Thursday, April 26, 2007

Ranger Boy

Can guys and girls be "just" friends? I don't know. I thought I had a best friend, he thought he had something more, and I couldn't be what he wanted me to be, and he couldn't be what I wanted hiim to be, so now we can't even talk to each other. That sucks. I love him, with all my heart. I absolutely love him, I am just not in love with him. No one has ever cared about my feelings and me the way he did, it was amazing. I've never felt more comfortable talking to someone, about so many different things. But he can't talk to me without me hurting him. So now we don't talk. I lost my best friend because I'm a girl. Granted, if I wasn't a girl, we probably wouldn't have been friends to begin with... This sucks.
All I want is my best friend back. The guy that I could talk to, who didn't make me feel crazy and wanted me to feel better. I want that guy back. And I'm now terrified of anyone else who purports to have this same mission, because I don't want to a) hurt them like I hurt Rob, and b) end up feeling like this again. So I keep my feelings to myself and don't tell anyone. I miss my best friend.

Saturday, April 21, 2007

LCPL Daniel

"I would like to thank you again for brightening my day K. You are the type of people we would willingly give the ultimate sacrifice to ensure our rights and privileges remain intact. You have a Wonderful and Eventful life. And know you will also be in my prayers."

This was the closing line of an email I got from LCPL Daniel, a Marine, today. I wrote him as one of my LWT soldiers, and I am completely amazed that he would be able to say all this, when all I did was write a letter, and he's the one that's getting shot at all the time. That's truly incredible. These are the men and women in uniform, they are truly amazing.

This is why I write letters, and that is why I believe in our armed forces. This Marine is even younger than me, 20 years old, yet he has the ability to make that kind of judgement? I am amazed. Thank you, LCPL Daniel, you'll always be in my Prayers.

Monday, April 16, 2007

People's Feelings

I've determined that there is no rhyme or reason to mean people. I realize this is probably something most people learn early on, but to me it has been exceedingly hard to accept. I hate the fact that people aren't always just plain old nice to each other. And I understand in a political way, why some forms of antagonism might be necessary, on a global scale- that's not what I'm talking about. I'm talking about just plain old mean people. Or even really great people who are put into crappy situations and are forced to do mean things... which of course is even harder to accept. There is no sense to this process, there is nothing that we can do about it, except to accept that it happens, hope that it won't, and deal with it when it does. There is nothing else.
How do you not steel yourself for the inevitable then, how does one say, "self, I know that people are mean, but you must not hold that against them that one day they will probably hurt you deeply" How do you look past that and see the good potential? It is difficult for me. One on one, personally, people hurt each other very maliciously and very intentionally, and that is why I tend to be a loner, because I have as of yet been unable to look past this rather ugly aspect of human nature.

Tuesday, February 6, 2007

Ugh, Sean Penn

Mr. Watada, seriously... it is shameful enough to shirk your own duty, and then to promote a spectacle outside post? I am so glad the true bridge people of Fort Lewis made a counter-protest, they are my heroes for today! I no longer have any stomach for Sean Penn films...

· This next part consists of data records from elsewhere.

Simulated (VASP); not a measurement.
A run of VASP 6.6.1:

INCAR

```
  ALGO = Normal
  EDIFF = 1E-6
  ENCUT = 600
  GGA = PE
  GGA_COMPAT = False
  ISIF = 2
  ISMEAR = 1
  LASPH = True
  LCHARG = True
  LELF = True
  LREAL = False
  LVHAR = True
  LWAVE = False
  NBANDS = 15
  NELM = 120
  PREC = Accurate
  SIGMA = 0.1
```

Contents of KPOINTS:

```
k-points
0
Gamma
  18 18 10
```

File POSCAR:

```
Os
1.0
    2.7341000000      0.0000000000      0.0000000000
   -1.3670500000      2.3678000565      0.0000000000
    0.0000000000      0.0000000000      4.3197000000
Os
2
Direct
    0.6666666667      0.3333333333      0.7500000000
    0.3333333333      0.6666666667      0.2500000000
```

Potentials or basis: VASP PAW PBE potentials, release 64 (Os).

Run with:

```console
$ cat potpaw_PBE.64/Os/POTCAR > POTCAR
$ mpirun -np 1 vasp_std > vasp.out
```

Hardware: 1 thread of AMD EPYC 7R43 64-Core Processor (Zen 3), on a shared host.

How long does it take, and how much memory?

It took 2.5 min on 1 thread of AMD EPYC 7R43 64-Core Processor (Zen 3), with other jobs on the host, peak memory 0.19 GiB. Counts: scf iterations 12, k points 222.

Saturday, February 3, 2007

Armageddon

It occurs to me today that I miss the days of Armageddon and Independence Day, shoot, I even miss Men in Black. I miss these days because the worst possible scenario no longer comes from outer space. There is no longer some vague, distant, science fiction threat that is the worst thing imaginable. We have seen destruction, and for the time being, it is enough for us. The incredible threat of bombings and wars are all too real, and the idea of an asteroid destroying the planet is taking a distant second place to terror, homeland and beyond.

The mindset of a society is easily determined by the films they produce and watch. There was a sort of innocence in a society who was intrigued by films about outer space and aliens, which has been eroded and replaced with films about terrorism, warfare and strife. There is a conservative movement in film. I don't mean conservative in a political sense, rather in the returning to the basics sense, a sort of fundamentalism that is manifesting itself in film. Films are based on what we know as reality, what we can relate to, and a cataclysmic asteroid is no longer in this category.

There are some things that remain the same. The heroes, they are the same. I can watch Bruce Willis in Armageddon and see the sense of responsibility and honor and duty that are protrayed in the soldiers depicted in today's war films. Watching the bravery of the men and women who were sent to destroy an asteroid, or fight off aliens, remind the audience of the brave men and women who are today fighting al-Qaeda and insurgents. Today, there are amazing heroes to look to every day, we don't need to dream up wild scenarios for them to prove themselves, they do it every day, and they do it for much longer than an average movie.

I liked the days of Armageddon-ish films. I liked the days when I could sit in a movie theater, be taken to the end of days, and then be brought back. Because today, I don't have to sit in the movie theater to do that. I know that there are serious security threats and that there are real heroes out there who are facing very real trials. I thank God for them, and will do anything I can to help them.